As many of us file our tax returns, some of you may be receiving a tax refund. These refunds often come in handy as they are used for household necessities, property taxes, and debts that require attention. But if you have a bankruptcy looming, will you be able to keep your refund?
If you are planning on filing for bankruptcy and are expecting a tax refund, your tax refund may be counted as an asset in bankruptcy cases, depending on whether your refund was earned before or after filing. In most Chapter 7 cases, debtors in bankruptcy are able to keep their entire tax refunds in Tennessee. In Chapter 13 cases, the Chapter 13 Trustee typically allows the debtor to keep a portion of their tax refund in this jurisdiction.
Talk to an attorney for more information on your particular case.
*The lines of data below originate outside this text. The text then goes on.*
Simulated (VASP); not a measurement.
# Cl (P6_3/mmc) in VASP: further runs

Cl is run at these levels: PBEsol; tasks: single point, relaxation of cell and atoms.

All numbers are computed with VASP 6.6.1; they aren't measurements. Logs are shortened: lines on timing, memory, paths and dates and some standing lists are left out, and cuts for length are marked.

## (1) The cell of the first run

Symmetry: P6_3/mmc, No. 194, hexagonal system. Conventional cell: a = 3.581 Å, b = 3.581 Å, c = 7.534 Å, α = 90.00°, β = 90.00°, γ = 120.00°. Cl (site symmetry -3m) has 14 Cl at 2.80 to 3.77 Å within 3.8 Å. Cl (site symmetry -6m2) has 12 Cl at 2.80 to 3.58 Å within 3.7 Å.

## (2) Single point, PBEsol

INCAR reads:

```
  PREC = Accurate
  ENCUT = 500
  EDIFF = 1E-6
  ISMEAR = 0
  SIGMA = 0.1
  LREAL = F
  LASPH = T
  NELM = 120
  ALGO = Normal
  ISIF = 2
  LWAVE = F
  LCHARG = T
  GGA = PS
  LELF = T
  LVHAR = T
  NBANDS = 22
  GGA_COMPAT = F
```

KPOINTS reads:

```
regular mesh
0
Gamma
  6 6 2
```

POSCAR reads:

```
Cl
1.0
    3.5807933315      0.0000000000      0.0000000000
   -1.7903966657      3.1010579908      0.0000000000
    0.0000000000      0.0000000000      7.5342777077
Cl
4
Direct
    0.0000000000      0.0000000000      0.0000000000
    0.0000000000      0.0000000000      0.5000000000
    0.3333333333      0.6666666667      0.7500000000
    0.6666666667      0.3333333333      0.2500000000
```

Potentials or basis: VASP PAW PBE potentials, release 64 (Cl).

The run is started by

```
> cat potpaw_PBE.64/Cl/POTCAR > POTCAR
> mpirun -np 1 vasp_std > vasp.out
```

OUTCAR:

When Can I Keep My Tax Refund?
Tax refunds on income earned before filing bankruptcy could be subject to the bankruptcy estate, while tax refunds earned after your bankruptcy can be yours to keep.
- Refunds received for income earned in the tax year before filing bankruptcy will go to the bankruptcy estate.
- Refunds received for income earned in the tax year after filing bankruptcy, you can keep the full refund.
If the refund is in your bank account at the time you file your bankruptcy, it is likely going to be included in your bankruptcy and be used to pay your creditors. An attorney can review your situation and advise you on whether you can keep your refund and strategies to help you plan accordingly to protect your refund.
How To Protect My Tax Refund from Bankruptcy?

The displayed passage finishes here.